PagedAttention Memory Management

PagedAttention applies OS virtual memory paging to the KV cache. Traditional systems allocate one large contiguous chunk per request, wasting 60-80% of memory to fragmentation. PagedAttention breaks the KV cache into fixed-size blocks (16 tokens each), maps them via a block table, and achieves under 4% waste.

1

Block Division

KV cache divided into fixed-size blocks, each storing KV data for 16 tokens. At ~800 bytes per token for a 13B model, each block is about 12.8KB.

2

Block Table Mapping

A block table maps each request's logical token positions to physical block locations -- like a page table mapping virtual to physical addresses.

3

Dynamic Allocation

New blocks allocated from a free list on demand. Blocks don't need to be contiguous. Only the last block can have internal fragmentation (at most 15 wasted tokens).

4

Immediate Reclamation

When a request finishes, its blocks return to the free list instantly. New requests can use them on the very next scheduling step.
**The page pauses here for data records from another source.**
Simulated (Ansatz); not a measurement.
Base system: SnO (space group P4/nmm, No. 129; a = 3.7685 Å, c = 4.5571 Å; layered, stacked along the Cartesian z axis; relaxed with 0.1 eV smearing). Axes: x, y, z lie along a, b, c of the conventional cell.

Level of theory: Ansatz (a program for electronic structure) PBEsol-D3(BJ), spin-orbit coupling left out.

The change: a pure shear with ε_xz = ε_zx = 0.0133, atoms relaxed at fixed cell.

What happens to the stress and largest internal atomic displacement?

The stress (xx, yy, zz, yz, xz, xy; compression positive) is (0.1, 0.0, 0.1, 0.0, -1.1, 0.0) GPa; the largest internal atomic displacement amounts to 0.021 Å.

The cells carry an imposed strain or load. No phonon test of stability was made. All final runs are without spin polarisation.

Speculative Decoding Pipeline

Speculative decoding breaks the autoregressive bottleneck by allowing multiple tokens to be verified in parallel.

1

Draft Proposal

A lightweight draft model (EAGLE, Medusa, or n-gram predictor) generates k candidate tokens quickly from the target model's hidden states.

2

Batch Verification

The full target model runs a single forward pass over all k candidates simultaneously -- efficient because it processes tokens in parallel, not sequentially.

3

Accept/Reject

Each draft token compared against the target model's output. Correct guesses accepted, first mismatch uses the target model's token, subsequent drafts discarded.

4

Repeat

Process repeats from the last accepted token. With high acceptance rates (>70%), this can generate 2-3x faster than standard autoregressive decoding.

⚠️
Trade-off: Speculative decoding reduces latency but consumes GPU compute for the draft model. If the acceptance rate is low (<50%), the overhead can actually slow things down. Best for latency-sensitive workloads where the draft model matches the target model's distribution well.

Performance Characteristics

How vLLM compares to baselines on key performance dimensions. These are representative ranges -- actual numbers depend on model, hardware, and workload.

Throughput Gain
2-4x
Memory Efficiency
96%+
V1 Engine Improvement
+24%
Spec Decode Speedup
2-3x
CUDA Graph Gain
10-30%
💡
Key insight: The 2-4x throughput gain comes almost entirely from PagedAttention's memory efficiency. By eliminating fragmentation, vLLM can fit more concurrent requests in the same GPU memory, and continuous batching ensures those requests keep the GPU fully utilized.